Wednesday, August 5, 2020
Restaurant growth in South Florida is spreading north beyond the cultural capital of Miami.
While Miami will remain a global restaurant powerhouse, more residents and jobs are helping Broward and Palm Beach counties become prime destinations for new eateries, according to a recent report from CBRE Group. Retail landlords in the two counties plan to add food and beverage businesses as a larger share of the total occupancy, the report noted.
In the past year, Fort Lauderdale in Broward County has led all of South Florida with nearly 14,000 new office-using jobs, according to CBRE. What’s more, the population of young professionals under age 30 rose 4.8% between 2012 and 2017, far above the national average gain of 2.5%.
“Fort Lauderdale is no longer just the city between Palm Beach and Miami. Quietly, a population drive is occurring,” the report reads. “Growth in the number of young adults within the labor pool will bring restaurants that wish to establish a strong local brand presence to Fort Lauderdale and to other cities within Broward County.”
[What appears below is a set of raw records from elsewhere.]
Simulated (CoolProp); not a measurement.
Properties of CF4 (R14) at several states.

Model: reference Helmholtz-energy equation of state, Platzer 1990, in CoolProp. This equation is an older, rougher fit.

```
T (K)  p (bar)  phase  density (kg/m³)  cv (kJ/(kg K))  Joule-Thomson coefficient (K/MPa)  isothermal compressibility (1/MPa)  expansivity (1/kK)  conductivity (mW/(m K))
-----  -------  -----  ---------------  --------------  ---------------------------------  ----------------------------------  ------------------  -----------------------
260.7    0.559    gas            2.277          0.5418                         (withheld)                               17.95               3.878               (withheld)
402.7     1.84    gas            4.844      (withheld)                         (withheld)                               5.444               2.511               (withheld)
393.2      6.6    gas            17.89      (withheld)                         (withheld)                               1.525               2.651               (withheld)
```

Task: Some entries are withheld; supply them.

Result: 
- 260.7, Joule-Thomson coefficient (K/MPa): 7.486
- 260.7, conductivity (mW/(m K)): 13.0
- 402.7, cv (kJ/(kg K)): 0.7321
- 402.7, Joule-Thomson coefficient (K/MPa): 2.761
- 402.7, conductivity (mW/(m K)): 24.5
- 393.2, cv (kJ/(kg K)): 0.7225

Meanwhile, Palm Beach County is smaller than Broward and Miami-Dade, but its restaurant spending is strong because of higher household incomes and home values that allow restaurants to be less reliant on seasonal business, according to CBRE.
“Decades of New York to Palm Beach migration have brought significant wealth to the area,” the report reads. “This migration comes in the forms of people and firms, as favorable tax policies of Florida remain in place.”
Richard Lackey, a restaurant consultant based in Palm Beach County, agrees that Palm Beach and Broward counties are becoming more sophisticated food-service markets.
In many cases, operators from the nation’s biggest restaurant markets of New York, Boston and Chicago are surprised to find as good or better business in Palm Beach and Broward for a fraction of the cost, according to Lackey.
“When they open down here, they pay much less rent, but the profit is as high or higher, and that’s what they want,” he said in an interview. “It’s not the volume that counts, but the return on investment.”